Charles Fisk

Charles Brenton Fisk (1925-1983) was the first American organbuilder to build significant tracker organs in the 20th century. His study of early American and European instruments led him to return to mechanical action, and to set a new course for American organbuilding. He modeled his shop on collaborative enterprise, launching the careers of four other North American organbuilders and providing the foundation for those who carry on the company he founded. Nearly a third of present day shop members worked with Charlie before his death, and continue to be inspired by his approach to study, problem solving, and collegial respect.

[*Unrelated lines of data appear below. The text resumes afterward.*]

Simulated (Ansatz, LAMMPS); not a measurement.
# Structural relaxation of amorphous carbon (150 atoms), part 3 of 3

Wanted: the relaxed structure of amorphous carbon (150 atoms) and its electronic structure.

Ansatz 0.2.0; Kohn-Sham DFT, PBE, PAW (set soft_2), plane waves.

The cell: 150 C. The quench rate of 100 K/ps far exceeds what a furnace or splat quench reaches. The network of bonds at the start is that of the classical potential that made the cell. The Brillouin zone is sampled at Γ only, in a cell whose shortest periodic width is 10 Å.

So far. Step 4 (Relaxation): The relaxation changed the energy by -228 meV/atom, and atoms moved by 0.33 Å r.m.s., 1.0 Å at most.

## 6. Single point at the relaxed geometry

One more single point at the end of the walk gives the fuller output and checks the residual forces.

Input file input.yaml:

C. B. Fisk Inc. was founded in 1961 by Charles Brenton Fisk. Born in Washington, DC and reared in Cambridge, Massachusetts, he had a passion for music and grew up tinkering with hi-fi equipment. As a youth he was a chorister at Christ Church on Cambridge Common and sang under Choirmaster E. Power Biggs; he also played the trumpet and the organ. With plans for a career in nuclear physics Charles began studying at Harvard University, but WWII intervened and Charles enlisted in the army. Soon after, at the age of 19, he began working under Robert Oppenheimer at Los Alamos as a minor technician on the detonator team for the Manhattan Project. After the war he resumed his studies at Harvard and after graduation continued at Stanford University.

During his first semester at Stanford, he decided to redirect his energies to organbuilding, first apprenticing himself with John Swinford in Redwood City, California, and then in Cleveland, Ohio, with Walter Holtkamp, Sr., who was at the time the most avant garde of American organbuilders. Charles went on to become a partner and later sole owner of the Andover Organ Company. In 1961 he established C. B. Fisk near his childhood summer home on Cape Ann, Massachusetts.

The workshop attracted bright young co-workers who combined their talents in music, art, engineering, and cabinet making to build organs that redefined modern American organbuilding. Always experimenting, Charles Fisk was one of the first modern American organbuilder to abandon the electro-pneumatic action of the early twentieth century and return to the mechanical (tracker) key and stop action of European and American instruments of an earlier time. In 1967 at Harvard University and again in 1979 at House of Hope Church in St. Paul, Minnesota, Fisk constructed what were, at the time of their building, the largest four-manual mechanical action instruments built in America in the 20th century.

The company has also built a number of instruments based on historical organs, among them one at Wellesley College, patterned after North German organs of the early 17th century, one at the University of Michigan in the manner of the 18th century Saxon builder, Gottfried Silbermann, and three-manual instruments at Rice University and Oberlin College modeled on the work of the 19th century French master builder Aristide Cavaillé-Coll. The large four-manual dual-temperament instrument at Stanford University used modern technology to combine different aspects of historical organ styles. Concert hall organs at the Meyerson Symphony Center in Dallas, Minato Mirai Hall in Yokohama, Benaroya Hall in Seattle, and Segerstrom Hall in Costa Mesa, were designed for maximum impact with orchestra as well as for solo repertoire. In 2003 C. B. Fisk built a five-manual organ for the Cathedral in Lausanne, Switzerland, the first American organ to be made for a European cathedral, and in 2010 installed their first instrument in South Korea. In 2012 Opus 139 was completed in the rear gallery of Memorial Church, Harvard University, replacing Opus 46, Charles’s landmark instrument of 1967.

C. B. Fisk still combines the science of physics and the art of music as practiced by Charles Fisk, who saw himself as a teacher and tirelessly shared his insight and experience with others. His style of leadership, modeled after the team of scientists he worked with at Los Alamos, involved his co-workers in the day-to-day decisions about the concepts and construction of the instruments. The same people who were drawn by Charles Fisk’s bold ideas carry on his work and share their insight and experience with another generation of organbuilders. This dedicated community continues to use its talent and imagination to stretch the boundaries of organbuilding, producing instruments that add to the rich heritage of the King of Instruments.

THE ORGAN IS…A MACHINE, whose machine-made sounds will always be without interest unless they can appear to be coming from a living organism. The organ has to seem to be alive.